CUDA Device does not support bfloat16

JusperLee / SPMamba

Apache License 2.0

133 stars 17 forks source link

CUDA Device does not support bfloat16 #15

Open xlzhou01 opened 1 month ago

xlzhou01 commented 1 month ago

File "/home/.conda/envs/spmba/lib/python3.10/site-packages/torch/amp/autocast_mode.py", line 234, in init raise RuntimeError('Current CUDA Device does not support bfloat16. Please switch dtype to float16.') RuntimeError: Current CUDA Device does not support bfloat16. Please switch dtype to float16.

JusperLee commented 1 month ago

It looks like you're encountering a compatibility issue with bfloat16 on your current CUDA device. As the error suggests, switching the data type to float16 should resolve this problem. If you're using Mamba, make sure your environment is set up to support the necessary CUDA features. If you have further questions or need assistance, feel free to reach out!

xlzhou01 commented 1 month ago

I set it to float16 （precision="16-mixed"）, and then the following error occurred:

Monitored metric val_loss/dataloader_idx_0 = nan is not finite. Previous best value was inf. Signaling Trainer to stop. Epoch 0, global step 13900: 'val_loss/dataloader_idx_0' reached inf (best inf), saving model to '/data/SPMamba/Experiments/checkpoint/SPMamba-Libri2Mix/epoch=0.ckpt' as top 5

I use the noisy Libri2mix sub-dataset. And I try again:

I also tried running the clean sub-dataset of Libri2Mix later, and I encountered the same issue. Could it be related to the modified precision?

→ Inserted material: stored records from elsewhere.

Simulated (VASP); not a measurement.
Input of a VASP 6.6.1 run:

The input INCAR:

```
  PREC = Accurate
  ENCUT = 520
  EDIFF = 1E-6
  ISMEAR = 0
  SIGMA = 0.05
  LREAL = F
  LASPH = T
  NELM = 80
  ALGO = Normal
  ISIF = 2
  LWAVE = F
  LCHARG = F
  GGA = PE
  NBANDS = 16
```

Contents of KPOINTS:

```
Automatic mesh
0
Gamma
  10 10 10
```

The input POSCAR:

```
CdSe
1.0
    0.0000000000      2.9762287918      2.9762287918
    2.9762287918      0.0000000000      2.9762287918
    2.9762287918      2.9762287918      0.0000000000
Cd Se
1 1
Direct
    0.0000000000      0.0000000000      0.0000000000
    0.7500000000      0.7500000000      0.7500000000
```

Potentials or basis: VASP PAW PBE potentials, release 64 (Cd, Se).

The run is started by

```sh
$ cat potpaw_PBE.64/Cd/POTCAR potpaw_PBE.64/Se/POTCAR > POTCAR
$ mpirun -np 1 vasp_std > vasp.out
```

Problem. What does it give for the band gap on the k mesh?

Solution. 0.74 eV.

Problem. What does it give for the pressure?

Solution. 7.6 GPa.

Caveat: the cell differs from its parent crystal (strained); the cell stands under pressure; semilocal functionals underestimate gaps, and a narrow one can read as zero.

JusperLee commented 1 month ago

You might need to adjust the value of 'eps' used in the paper to match the precision you are working with. When using float16 (precision='16-mixed'), the limited numerical range can sometimes lead to instability, such as NaNs or Infs in the loss. Consider increasing 'eps' slightly to maintain numerical stability during training.